3

I'm new to Python and am still trying to tear myself away from C++ coding techniques while in Python, so please forgive me if this is a trivial question. I can't seem to find the most Pythonic way of doing this.

I have two lists of dicts. The individual dicts in both lists may contain nested dicts. (It's actually some Yelp data, if you're curious.) The first list of dicts contains entries like this:

{business_id': 'JwUE5GmEO-sH1FuwJgKBlQ',
 'categories': ['Restaurants'],
 'type': 'business'
 ...}

The second list of dicts contains entries like this:

{'business_id': 'vcNAWiLM4dR7D2nwwJ7nCA',
 'date': '2010-03-22',
 'review_id': 'RF6UnRTtG7tWMcrO2GEoAg',
 'stars': 2,
 'text': "This is a basic review",
 ...}

What I would like to do is extract all the entries in the second list that match specific categories in the first list. For example, if I'm interested in restaurants, I only want the entires in the second list where the business_id matches the business_id in the first list and the word Restaurants appears in the list of values for categories.

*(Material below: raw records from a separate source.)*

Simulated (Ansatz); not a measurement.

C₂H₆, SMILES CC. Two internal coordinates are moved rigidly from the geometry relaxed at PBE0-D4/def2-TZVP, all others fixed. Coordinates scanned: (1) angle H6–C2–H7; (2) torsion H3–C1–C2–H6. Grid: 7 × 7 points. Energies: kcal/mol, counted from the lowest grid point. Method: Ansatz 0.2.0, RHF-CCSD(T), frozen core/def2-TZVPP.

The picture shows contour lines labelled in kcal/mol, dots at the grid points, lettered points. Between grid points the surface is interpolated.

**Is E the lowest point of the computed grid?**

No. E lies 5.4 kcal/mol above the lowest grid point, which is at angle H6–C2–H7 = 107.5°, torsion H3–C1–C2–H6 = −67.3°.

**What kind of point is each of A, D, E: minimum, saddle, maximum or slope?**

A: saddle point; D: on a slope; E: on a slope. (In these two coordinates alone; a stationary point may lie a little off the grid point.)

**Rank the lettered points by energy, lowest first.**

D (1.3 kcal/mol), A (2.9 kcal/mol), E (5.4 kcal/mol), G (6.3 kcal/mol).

If I had these two lists as tables in SQL, I'd do a join on the business_id attribute then just a simple filter to get the rows I want (where Restaurants IN categories, or something similar).

These two lists are extremely large, so I'm running into both efficiency and memory space issues. Before I go and shove all of this into a SQL database, can anyone give me some pointers? I've messed around with Pandas some, so I do have some limited experience with that. I was having trouble with the merge process.

TheOriginalBMan
  • 237
  • 2
  • 3
  • 12

6 Answers6

2

Suppose your lists are called l1 and l2:

All elements from l1:

[each for each in l1]

All elements from l1 with the Restaurant category:

[each for each in l1
      if 'Restaurants' in each['categories']]

All elements from l2 matching id with elements from l1 with the Restaurant category:

[x for each in l1 for x in l2 
   if 'Restaurants' in each['categories']
   and x['business_id'] == each['business_id'] ]
elyase
  • 39,479
  • 12
  • 112
  • 119
  • Thanks for this! I really like how you broke down the list comprehensions. This is one thing that's taking me a while to fully comprehend in Python. – TheOriginalBMan Jan 22 '15 at 02:36
2

Let's define sample lists of dictionaries:

first = [
        {'business_id':100, 'categories':['Restaurants']},
        {'business_id':101, 'categories':['Printer']},
        {'business_id':102, 'categories':['Restaurants']},
        ]

second = [
        {'business_id':100, 'stars':5},
        {'business_id':101, 'stars':4},
        {'business_id':102, 'stars':3},
        ]

We can extract the items of interest in two steps. The first step is to collect the list of business ids that belong to restaurants:

ids = [d['business_id'] for d in first if 'Restaurants' in d['categories']]

The second step is to get the dicts that correspond to those ids:

[d for d in second if d['business_id'] in ids]

This results in:

[{'business_id': 100, 'stars': 5}, {'business_id': 102, 'stars': 3}]
John1024
  • 109,961
  • 14
  • 137
  • 171
1

This is pretty tricky, and I had fun with it. This is what I'd do:

def match_fields(business, review):
    return business['business_id'] == review['business_id'] and 'Restaurants' in business['categories']

def search_businesses(review):
    # the lambda binds the given review as an argument to match_fields
    return any(lambda business: match_fields(business, review), business_list)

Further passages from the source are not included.